2 The Spatial Linear Model

Goals:

Explain how the spatial linear model differs from the linear model with independent random errors.
Explain how modeling for point-referenced data with distance-based model covariances differs from modeling for areal data with neighborhood-based model covariances.

2.1 Introducing the Spatial Linear Model

Statistical linear models are often parameterized as

\[ \mathbf{y} = \mathbf{X} \boldsymbol{\beta} + \boldsymbol{\epsilon}, \tag{2.1}\]

where for a sample size \(n\), \(\mathbf{y}\) is an \(n \times 1\) column vector of response variables, \(\mathbf{X}\) is an \(n \times p\) design (model) matrix of explanatory variables, \(\boldsymbol{\beta}\) is a \(p \times 1\) column vector of fixed effects controlling the impact of \(\mathbf{X}\) on \(\mathbf{y}\), and \(\boldsymbol{\epsilon}\) is an \(n \times 1\) column vector of random errors. We typically assume that \(\text{E}(\boldsymbol{\epsilon}) = \mathbf{0}\) and \(\text{Cov}(\boldsymbol{\epsilon}) = \sigma^2_\epsilon \mathbf{I}\), where \(\text{E}(\cdot)\) denotes expectation, \(\text{Cov}(\cdot)\) denotes covariance, \(\sigma^2_\epsilon\) denotes a variance parameter, and \(\mathbf{I}\) denotes the identity matrix.

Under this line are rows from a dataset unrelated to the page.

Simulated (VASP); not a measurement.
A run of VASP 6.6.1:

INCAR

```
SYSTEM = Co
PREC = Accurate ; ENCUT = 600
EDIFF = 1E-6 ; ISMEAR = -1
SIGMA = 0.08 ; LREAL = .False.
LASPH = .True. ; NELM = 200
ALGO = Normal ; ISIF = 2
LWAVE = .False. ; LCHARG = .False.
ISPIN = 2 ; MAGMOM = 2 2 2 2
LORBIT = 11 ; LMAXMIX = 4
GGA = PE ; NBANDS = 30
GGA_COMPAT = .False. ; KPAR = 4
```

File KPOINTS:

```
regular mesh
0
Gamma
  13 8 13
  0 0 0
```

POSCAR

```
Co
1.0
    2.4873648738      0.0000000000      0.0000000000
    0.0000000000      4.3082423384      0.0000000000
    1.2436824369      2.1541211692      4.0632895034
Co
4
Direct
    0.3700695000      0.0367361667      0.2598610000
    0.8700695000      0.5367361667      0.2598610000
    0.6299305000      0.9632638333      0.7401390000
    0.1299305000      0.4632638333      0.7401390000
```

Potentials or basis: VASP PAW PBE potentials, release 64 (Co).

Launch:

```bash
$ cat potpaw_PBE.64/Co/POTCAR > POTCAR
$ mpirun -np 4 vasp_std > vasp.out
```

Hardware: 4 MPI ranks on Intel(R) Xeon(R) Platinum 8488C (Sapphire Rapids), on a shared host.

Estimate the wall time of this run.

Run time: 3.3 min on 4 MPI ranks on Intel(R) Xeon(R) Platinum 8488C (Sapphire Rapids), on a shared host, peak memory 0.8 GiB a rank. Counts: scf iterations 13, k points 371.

To accommodate spatial dependence in \(\mathbf{y}\), an \(n \times 1\) spatial random effect, \(\boldsymbol{\tau}\), is added to Equation 2.1, yielding the model

\[ \mathbf{y} = \mathbf{X} \boldsymbol{\beta} + \boldsymbol{\tau} + \boldsymbol{\epsilon}, \tag{2.2}\]

where \(\boldsymbol{\tau}\) is independent of \(\boldsymbol{\epsilon}\), \(\text{E}(\boldsymbol{\tau}) = \mathbf{0}\), \(\text{Cov}(\boldsymbol{\tau}) = \sigma^2_\tau \mathbf{R}\), and \(\mathbf{R}\) is a matrix that determines the spatial dependence structure in \(\mathbf{y}\) and depends on a range parameter, \(\phi\), which controls the behavior of the spatial covariance as a function of distance. We discuss \(\mathbf{R}\) in more detail shortly. The parameter \(\sigma^2_\tau\) is called the spatially dependent random error variance or partial sill. The parameter \(\sigma^2_\epsilon\) is called the spatially independent random error variance or nugget. These two variance parameters are henceforth more intuitively written as \(\sigma^2_{de}\) and \(\sigma^2_{ie}\), respectively. The covariance of \(\mathbf{y}\) is denoted \(\boldsymbol{\Sigma}\) and given by \(\sigma^2_{de} \mathbf{R} + \sigma^2_{ie} \mathbf{I}\). The parameters that compose this covariance are contained in the vector \(\boldsymbol{\theta}\), which is called the covariance parameter vector.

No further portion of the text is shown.